Just Friends? Turning a Good Friendship into a Successful Relationship
If turning a good friendship into a relationship is the Holy Grail of many a best friend too afraid of losing a companion to speak out and say what they feel, making a success of it is the Atlantis: legendary and hard to find. Does it even exist?
When someone falls for a friend, things can get really awkward. Raising the possibility of dating after knowing one another for a long time is incredibly difficult. But does it really need to be said? Try treating her like she’s already your girlfriend and not so much like another of your friends.
Picking up small gifts for her and complimenting her eyes or her laugh, putting your jacket or your cap on her. When you get a coffee or a meal together, sit beside her rather than across from her and express affection through physicality: playful pushes, squeezing her shoulder, putting your arm around her. Women respond emotionally to touch.

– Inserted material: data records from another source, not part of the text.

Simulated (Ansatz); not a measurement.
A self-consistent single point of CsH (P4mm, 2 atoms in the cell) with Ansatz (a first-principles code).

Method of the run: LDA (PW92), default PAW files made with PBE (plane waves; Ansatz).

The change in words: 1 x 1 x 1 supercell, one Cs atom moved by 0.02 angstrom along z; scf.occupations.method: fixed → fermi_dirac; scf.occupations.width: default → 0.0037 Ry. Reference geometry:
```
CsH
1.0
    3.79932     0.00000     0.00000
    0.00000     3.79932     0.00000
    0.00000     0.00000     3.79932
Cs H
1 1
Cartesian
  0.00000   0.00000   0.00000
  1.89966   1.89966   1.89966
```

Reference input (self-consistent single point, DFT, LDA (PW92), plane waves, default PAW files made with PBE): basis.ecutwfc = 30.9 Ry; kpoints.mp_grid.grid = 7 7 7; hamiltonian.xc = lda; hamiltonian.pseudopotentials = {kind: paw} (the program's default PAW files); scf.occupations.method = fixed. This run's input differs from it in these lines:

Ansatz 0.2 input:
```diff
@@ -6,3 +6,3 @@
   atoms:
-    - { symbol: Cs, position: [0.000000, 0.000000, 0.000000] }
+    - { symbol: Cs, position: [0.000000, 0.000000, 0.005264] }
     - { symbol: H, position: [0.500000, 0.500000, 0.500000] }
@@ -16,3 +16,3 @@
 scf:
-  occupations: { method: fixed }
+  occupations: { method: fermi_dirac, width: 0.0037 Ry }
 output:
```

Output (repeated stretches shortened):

Assuming that you do get together, romance with a previous friend isn’t as easy-going and laid-back as it might seem. The pressures can be considerably higher than a normal relationship and both parties might still be scared of losing a friend. You have to keep the golden rule:
Never forget where you came from.
Avoiding a shipwreck
The romance in your relationship is an addition to your friendship, it doesn’t substitute or replace it. This means its important to keep nurturing your friendship together too by continuing having fun with another and doing things based on mutual interests just like you did when you were ‘only friends’.
You got together because you felt comfortable with and trusted one another, recognised that you held genuine affection and cared for each other. It’s important, obviously, that none of this changes but the crucial one is trust and honesty. The open and sincere communication you had as friends has to last throughout your romance, or your relationship won’t. It is your foundation and only a fool would jeopardise it.
Don’t play with each other’s heads and you’ll probably remain friends even if you do break up. It’s important not to get too bewitched by the socially-defined roles of what boyfriends and girlfriends are. Forge your own path and be ready to define your relationship in your own mutual terms rather than what conventions tell you to be.
Which leads onto the final point: don’t change too much for the other. Remember that you liked her and she liked you when you were just friends, there shouldn’t be any need to change yourselves to fit roles – or to please the other. If you were the more outspoken before you were a couple, don’t suddenly become submissive and compliant just because you are in a relationship. Remind yourself to be yourself; it’s the foundation of why she loves you.
A romantic relationship that blooms from friendship can be a rocky road. But if you keep its humble origins in mind and never compromise on what made you good together before you were together then you’ll have a better chance at making a success of it and remaining friends even if it doesn’t work out.